An undergraduate machine learning course led Huan Ling to author breaking research in the field – before he even began his fourth-year of studies at the University of Toronto’s department of computer science.
Ling and his co-author Sanja Fidler, an assistant professor in U of T Mississauga’s department of mathematical and computational sciences, have brought “humans into the loop” of training a neural network with natural language feedback, an area Fidler says hasn’t been deeply explored.
Ling says that an image is usually described as someone doing something at some place. The algorithm that's been created is trying to make automatic predictions about such descriptions.
Ling took it one step further [by] building a reinforcement learning model so that individuals can “teach” the algorithm how to improve, using natural language – just as a parent teaches a child.
“Now, you have a link between the learning algorithm and a human via language,” says Fidler. “You can influence how a 'robot' learns just by describing the mistakes it is making.”
These corrections shape a reinforcement learning model, improving the algorithm’s overall performance.
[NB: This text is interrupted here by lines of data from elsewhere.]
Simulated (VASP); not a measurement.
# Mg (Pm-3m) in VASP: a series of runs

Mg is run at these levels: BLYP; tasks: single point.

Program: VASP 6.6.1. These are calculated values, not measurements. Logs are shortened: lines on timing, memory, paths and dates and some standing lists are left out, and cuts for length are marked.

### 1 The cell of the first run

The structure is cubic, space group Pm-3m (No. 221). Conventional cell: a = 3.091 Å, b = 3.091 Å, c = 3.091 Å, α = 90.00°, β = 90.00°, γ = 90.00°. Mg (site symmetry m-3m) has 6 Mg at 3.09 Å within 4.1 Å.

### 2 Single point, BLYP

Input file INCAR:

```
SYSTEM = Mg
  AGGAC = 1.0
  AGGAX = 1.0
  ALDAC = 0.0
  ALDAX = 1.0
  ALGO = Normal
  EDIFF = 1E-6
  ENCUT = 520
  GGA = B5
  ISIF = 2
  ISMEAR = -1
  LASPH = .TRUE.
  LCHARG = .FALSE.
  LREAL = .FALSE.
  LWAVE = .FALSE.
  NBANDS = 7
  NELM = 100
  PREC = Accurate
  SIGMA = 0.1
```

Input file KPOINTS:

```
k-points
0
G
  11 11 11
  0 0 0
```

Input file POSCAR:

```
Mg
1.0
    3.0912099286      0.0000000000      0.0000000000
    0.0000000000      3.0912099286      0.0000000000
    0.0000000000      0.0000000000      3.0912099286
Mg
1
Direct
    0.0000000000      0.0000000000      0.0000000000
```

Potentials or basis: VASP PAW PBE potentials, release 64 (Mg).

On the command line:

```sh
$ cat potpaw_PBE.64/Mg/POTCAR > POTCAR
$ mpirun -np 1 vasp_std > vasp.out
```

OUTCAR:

“Reinforcement learning is driven by some reward – a scaler – that tells you how well you're doing,” says Fidler. “So now instead of that numerical reward, we can directly use language.”
Fidler is one of the co-founders of the Vector Institute. Launched earlier this year, Vector builds on the expertise of the U of T computer science department’s pioneering work in neural networks and deep learning, and positions Toronto as Canada’s epicenter for AI.
“I still feel nervous when I recall the time I approached Sanja with my ideas. I didn't even know recurrent neural networks,” says Ling, whose interest in machine learning first peaked when he studied Introduction to Machine Learning with U of T’s Raquel Urtasun and Richard Zemel.
From the papers Fidler suggested he read, Ling chose a U of T and MIT paper on aligning book text with movies.
“Within a week he had a demo on image captioning running. I was like, ‘Wow! Who is this student?’” Fidler says, noting Ling's work has already received attention from academic peers. Fidler has also shared Ling’s work at a recent Google summit and will give a presentation at Facebook this fall.
There’s been no study break for Ling this summer. He’s excited to see what the future holds for artificial intelligence in Toronto.
He’s not only adding to his work on the image captioning project, but he’s also collaborating with another student on segmenting objects – like bikes, cars and people – in photos using the Cityscapes Dataset for autonomous driving. Ling says the future lies in applying these techniques to the real world.
The research was partially supported by the Natural Sciences and Engineering Research Council of Canada (NSERC). The researchers also acknowledge the support from NVIDIA for its donation of the GPUs used for this research.